FWF experts Klaus Hohenegger and Doug Miller visited Bangladesh and Myanmar in October 2018, accompanied by FWF country manager Koen Oosterom. The FWF team conducted training workshops with managers of factories supplying FWF member brands and trade unionists and labour support organisations to promote the costing methodology and costing sheets developed by FWF. These tools make it possible for manufacturers and buyers to isolate the labour component of production costs.
When a garment-producing country increases its legal minimum wage – as both Myanmar and Bangladesh have done in 2018, raising the mandatory minimum wage by 33 and 51 percent respectively – buyers should pay higher prices for their products to cover the increased labour costs incurred by the manufacturer. In reality, they do not always face up to their responsibilities.
Buyers are not willing to pay more
‘We showed factory owners research conducted by Mark Anner in Bangladesh after the minimum wage increased in 2013. It showed that buyers were not willing to pay more,’ says FWF expert Klaus Hohenegger. ‘Brands accept to increase prices when fabric cost increases or currency fluctuates, but start bargaining when the minimum wage goes up, making the argument that factories simply need to increase their efficiency. Our view is that it is the buyer’s responsibility to comply with legal wage requirements.’
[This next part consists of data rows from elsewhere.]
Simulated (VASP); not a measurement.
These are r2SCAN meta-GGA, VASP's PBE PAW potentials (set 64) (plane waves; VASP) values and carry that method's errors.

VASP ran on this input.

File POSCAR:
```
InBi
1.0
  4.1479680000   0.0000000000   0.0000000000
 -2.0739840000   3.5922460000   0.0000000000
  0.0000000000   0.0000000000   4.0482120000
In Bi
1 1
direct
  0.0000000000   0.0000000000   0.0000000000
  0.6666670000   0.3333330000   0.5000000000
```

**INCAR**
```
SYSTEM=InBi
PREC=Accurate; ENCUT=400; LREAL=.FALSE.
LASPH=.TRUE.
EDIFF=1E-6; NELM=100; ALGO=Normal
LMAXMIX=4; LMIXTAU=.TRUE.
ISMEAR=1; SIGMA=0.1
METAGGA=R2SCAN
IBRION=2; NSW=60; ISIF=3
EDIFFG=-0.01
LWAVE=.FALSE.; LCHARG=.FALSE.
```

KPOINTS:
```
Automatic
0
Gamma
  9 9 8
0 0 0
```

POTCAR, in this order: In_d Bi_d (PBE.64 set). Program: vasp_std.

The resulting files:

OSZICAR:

Unless buyers cover the additional labour costs, the wage increase can work against, rather than in favour of, workers. Struggling to cover production costs, factories may reduce their workforce, force production staff to work longer hours or set higher production targets.
Breakdown of costs
Suppliers are at times reluctant to provide a detailed breakdown of costs, concerned that it will be used against them and they will be pressured to lower prices even further. The manufacturers who attended the FWF workshops in Bangladesh and Myanmar understood, however, that being able to provide evidence of actual labour costs could help them.
‘All factories were interested in the methodology. What we do is not rocket science, but we look at costing in a different way,’ says Hohenegger. ‘The manufacturers realised that digging further can help them in negotiations with the buyers.’
By isolating the labour component from other production costs, FWF’s costing methodology makes it possible to isolate the labour cost per minute during negotiations between buyers and suppliers to ensure that both mandatory and factory specific wage costs are accounted for.
Much needed transparency
‘The labour minute calculator offers much needed transparency. It shows how much the price of a garment would need to go up in order to give factories the required financial room to ensure payment of at least the legal minimum wage, all other things being equal,’ says FWF’s Koen Oosterom. The FWF tool also makes it possible to calculate the labour cost per product based on a higher wage level, such as a living wage benchmark or a wage agreed through Collective Bargaining Agreement (CBA).
Garment prices are highly sensitive, particularly in the fiercely competitive fast fashion sector, but a detailed examination shows that the labour element accounts for a relatively small share of the price that consumers pay.
‘The cost of labour is just a fraction of the retail price, often not more than 1-2 percent,’ Oosterom points out. ‘Making this transparent is important as it shows that it is entirely possible to increase wages without affecting the ‘marketability’ of the garments concerned.’
A new perspective for trade unions
Trade union officials representing garment workers in Bangladesh and Myanmar also welcomed the opportunities offered by the labour costing technology. To most trade union representatives, the workshops led by FWF experts offered a first introduction to labour costing calculations, and a new perspective on pricing dynamics and the pressure faced by factory managers. They viewed the costing methodology as a useful resource to support their position during CBA negotiations.
In fact, the response to labour costing during the FWF team’s visit to Myanmar and Bangladesh showed a convergence of interests between trade unions and manufacturers, both wanting to ensure that buyers pay the full cost of legal minimum wage increases. Brands determined to ensure that the workers producing their garments are paid at least the legal minimum mandated by law also stand to gain when actual labour costs are revealed.
‘There is common ground for brands, factories and trade unions,’ concludes FWF expert Klaus Hohenegger who hopes that the growing interest in labour cost transparency might lead to an agreed sector wide approach to due diligence on wage compliance.